C. In addition, the regulations should clarify that, in the absence of an actual distribution of the foreign trust's assets to a domestic trust, where a foreign trust merely changes its situs to the U.S., there are no immediate income tax consequences to the domestic trust, the U.S. grantor, and/or the U.S. beneficiary.

D. If our recommendation is ultimately adopted in the regulations, then we also recommend that the IRS update Part III of Form 3520 to contemplate trust migrations. Otherwise, U.S. persons may inadvertently characterize the migration of a foreign trust as a taxable distribution based on the current structure of the form. For example, foreign trust migrations could easily be incorporated into the form by adding a simple checkbox or by creating a new section of Form 3520 so that the migration is not reported on Part III.

Analysis

Section 6048 imposes mandatory reporting and disclosure requirements on certain U.S. persons with respect to their interactions with and ownership of foreign trusts. These reporting requirements may apply to any U.S. person who creates a foreign trust, owns a foreign trust, transfers any money or property (directly or indirectly) to a foreign trust, or receives a distribution from a foreign trust.

In the context of distributions, section 6048(c) requires any U.S. person who receives (directly or indirectly) any distribution from a foreign trust to report the distribution on Part III of Form 3520, along with the name of the foreign trust and the aggregate amount of distributions received. The U.S. person must also include the entire amount of the distribution received in gross income as an accumulation distribution under section 668 unless the U.S. person provides the IRS with adequate records to establish the appropriate income tax treatment. Proposed Reg. §1.6048-4(b)(1) defines the term “distribution” as any transfer of property (including cash) from a foreign trust received directly or indirectly by a U.S. person to the extent such property exceeds the fair market value of any property or services received by the foreign trust in exchange for the property transferred, without regard to whether any portion of the foreign trust is treated as owned by the grantor or another person under the grantor trust rules, whether the recipient is designated as a beneficiary by the terms of the foreign trust, or whether the distribution has any income tax consequences.

Pursuant to Proposed Reg. §1.6048-4(b)(4), a “distribution” also includes “an inbound migration of a foreign trust” (which occurs when a foreign trust becomes a domestic trust); reporting is required in this case because the foreign trust “is treated as distributing the trust corpus and income to the domestic trust on the date the foreign trust becomes a domestic trust.” However, the proposed regulations do not address whether this treatment is intended to apply solely for purposes of the mandatory reporting requirements of section 6048, or whether the migration is intended to be treated as a distribution for all other purposes as well. For example, if the migration of a foreign trust is to be treated as a distribution of the trust's corpus and income for Federal income tax purposes, then the migration could have income tax consequences to the domestic trust, the U.S. grantor, and/or the U.S. beneficiary — even though an actual distribution did not occur. This result appears contrary to existing guidance and legislative history, but it is not clear whether this treatment was intended.

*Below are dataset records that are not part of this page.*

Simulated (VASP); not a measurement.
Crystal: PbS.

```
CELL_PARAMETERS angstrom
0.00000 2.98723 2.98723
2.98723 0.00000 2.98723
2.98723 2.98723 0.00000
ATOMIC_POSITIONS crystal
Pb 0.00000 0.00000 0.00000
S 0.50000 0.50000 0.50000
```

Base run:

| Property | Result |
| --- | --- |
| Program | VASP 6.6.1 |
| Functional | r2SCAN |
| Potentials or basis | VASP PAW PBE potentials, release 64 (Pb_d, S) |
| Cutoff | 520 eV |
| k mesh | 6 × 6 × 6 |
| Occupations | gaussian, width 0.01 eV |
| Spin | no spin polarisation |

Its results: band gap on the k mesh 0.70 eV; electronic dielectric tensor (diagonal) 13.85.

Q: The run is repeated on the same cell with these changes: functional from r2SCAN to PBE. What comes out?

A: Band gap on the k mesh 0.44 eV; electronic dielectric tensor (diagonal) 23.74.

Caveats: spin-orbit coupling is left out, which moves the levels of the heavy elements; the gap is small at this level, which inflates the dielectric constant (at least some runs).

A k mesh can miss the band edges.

The application of Proposed Reg. §1.6048-4(b)(4) is illustrated by Example 11 of Prop. Reg. §1.6048-4(g):

FB, a foreign bank, resigns as trustee of FT, and DB, a domestic bank, becomes the new trustee of FT. Pursuant to section 7701(a)(30)(E), FT becomes a domestic trust, DT. Under paragraph (b)(4) of this section, DT is treated as receiving a distribution of the trust corpus and income from FT. Under paragraph (a) of this section, DT must report the deemed distribution of the trust corpus and income on Part III of Form 3520 for the year in which the inbound migration occurs [emphasis added].

Despite this welcome guidance, the proposed regulations do not explicitly address whether the inbound migration of a foreign trust is characterized as “distribution” for all purposes of the Code, or whether this characterization applies strictly for purposes of section 6048(c). One possible interpretation of Prop. Reg. §1.6048-4(b)(4) is that the IRS and Treasury decided to characterize the inbound migration of a foreign trust as a “distribution” solely in the section 6048(c) context to enhance their ability to obtain information on U.S. persons' transactions with foreign trusts. Otherwise, the domestication of a foreign trust would not fall within the purview of the section 6048(c) reporting requirements, as no actual distribution of property has taken place.

However, the plain language of the proposed regulations conveys a much broader interpretation. Proposed Reg. §1.6048-4(b)(4) clearly says that a “distribution” includes the inbound migration of a foreign trust; this characterization is not in any way limited to section 6048(c). Further, Example 11 of Prop. Reg. §1.6048-4(g) concludes that when a foreign trust becomes a domestic trust, the domestic trust must report the “deemed distribution” of the foreign trust's corpus and income on Part III of Form 3520. Ordinarily, a U.S. person who receives an actual distribution of property from a foreign trust uses Part III of Form 3520 to figure their taxable income associated with the distribution. Thus, Example 11 of Prop. Reg. §1.6048-4(g) suggests that the inbound migration of a foreign trust would be characterized as a “distribution” both for section 6048(c) purposes and for income tax purposes.

Separately, Example 11 does not distinguish between migrations involving grantor trusts and nongrantor trusts, whereas Example 12 of Prop. Reg. §1.6048-4(g) expressly points out this distinction. Example 12 reads as follows:

T, as trustee of FT, has the power to decant. Exercising that power, T distributes the trust corpus and income of FT to DT, a domestic trust. Neither FT nor DT is a grantor trust. Under paragraph (b)(1) and (4) of this section, DT receives a distribution of the trust corpus and income from FT. Under paragraph (a) of this section, DT must report the distribution of the trust corpus and income on Part III of Form 3520 for the year in which the decanting occurs [emphasis added].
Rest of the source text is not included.